The 3 things I (eventually) learned on the last day of school

Back in high school, the last day of school was always a thrilling day! Especially after the last period: everyone would be emptying their lockers and throwing away all their stuff before heading home for the summer. What commotion, what fun!! All you could see and hear were notebooks, dictées, and month-old assignments flying into the garbage. (Knowing this would happen, the school would bring out extra garbage bins, to act as recycling bins.) OK, maybe they still kept some of it, but the vast majority of it was gone, gone, gone by the end of the day.

I remember looking at this with a puzzled look on my face, but only now do I realize why I was troubled by this scene way back then.

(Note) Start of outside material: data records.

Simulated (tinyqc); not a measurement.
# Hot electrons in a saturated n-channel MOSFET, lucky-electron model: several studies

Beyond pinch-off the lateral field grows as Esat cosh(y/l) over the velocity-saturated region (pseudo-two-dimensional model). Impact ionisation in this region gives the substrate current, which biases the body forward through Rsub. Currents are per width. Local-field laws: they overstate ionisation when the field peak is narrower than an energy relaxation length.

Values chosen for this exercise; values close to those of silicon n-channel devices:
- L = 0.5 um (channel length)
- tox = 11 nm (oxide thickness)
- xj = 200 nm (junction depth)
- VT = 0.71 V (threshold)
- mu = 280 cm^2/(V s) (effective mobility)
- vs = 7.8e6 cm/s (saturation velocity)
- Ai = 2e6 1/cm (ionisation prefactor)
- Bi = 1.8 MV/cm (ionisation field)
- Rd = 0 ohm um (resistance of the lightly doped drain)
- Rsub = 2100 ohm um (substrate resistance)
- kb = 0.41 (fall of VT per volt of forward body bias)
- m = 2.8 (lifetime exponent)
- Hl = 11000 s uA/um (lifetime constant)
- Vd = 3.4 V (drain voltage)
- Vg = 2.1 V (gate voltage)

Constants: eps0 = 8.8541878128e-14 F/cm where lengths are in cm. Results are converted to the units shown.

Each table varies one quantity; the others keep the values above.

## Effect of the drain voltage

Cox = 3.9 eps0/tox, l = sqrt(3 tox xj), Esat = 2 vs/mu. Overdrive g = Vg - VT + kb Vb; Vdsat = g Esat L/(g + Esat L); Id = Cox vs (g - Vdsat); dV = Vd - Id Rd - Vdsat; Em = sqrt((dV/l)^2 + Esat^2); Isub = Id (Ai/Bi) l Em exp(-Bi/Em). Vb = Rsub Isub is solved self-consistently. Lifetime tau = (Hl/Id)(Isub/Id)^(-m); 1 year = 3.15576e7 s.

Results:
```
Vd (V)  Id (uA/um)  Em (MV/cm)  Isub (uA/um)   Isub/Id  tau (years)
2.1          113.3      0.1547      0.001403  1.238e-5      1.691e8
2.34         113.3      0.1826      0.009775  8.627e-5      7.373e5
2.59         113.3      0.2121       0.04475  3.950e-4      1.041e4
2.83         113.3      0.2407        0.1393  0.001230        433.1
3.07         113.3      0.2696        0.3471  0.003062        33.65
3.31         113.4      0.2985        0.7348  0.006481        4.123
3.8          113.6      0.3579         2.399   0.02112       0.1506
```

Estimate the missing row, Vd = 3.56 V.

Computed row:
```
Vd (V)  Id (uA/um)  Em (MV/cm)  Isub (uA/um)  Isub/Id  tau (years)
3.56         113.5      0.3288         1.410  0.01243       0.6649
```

You see, this type of scene is remarkable, because it speaks to at least 3 things:

1) How students in high school view schooling. Students are so excited to just get out of school. When it’s time to come back to school, students usually have “mixed feelings” about it. Their main reason for wanting to go back is to “meet up with my friends,” not the schooling itself.

I say, this should be the other way around. School should be so intrinsically motivating that going to school is a pleasure, not getting out of it.

EVERYBODY HAS AN INTEREST IN LEARNING

It is my belief that humans, by their very nature, love to learn new things. As self-determination theorists would put it, we have inherent growth tendencies. And as Mrs. Gaga would say, we were born this way. We love to learn, as much as we love to love, and we love to have fun. While we may differ in what we are interested in, I’m going to go out on a limb and say that every human being has at least something they’re interested in learning about. Even if it means playing video games all day, or watching Antiques Roadshow. So why aren’t our schools tapping into that? Why are they making it so that sitting in class and doing homework often so unpleasent, so boring, so externally motivating?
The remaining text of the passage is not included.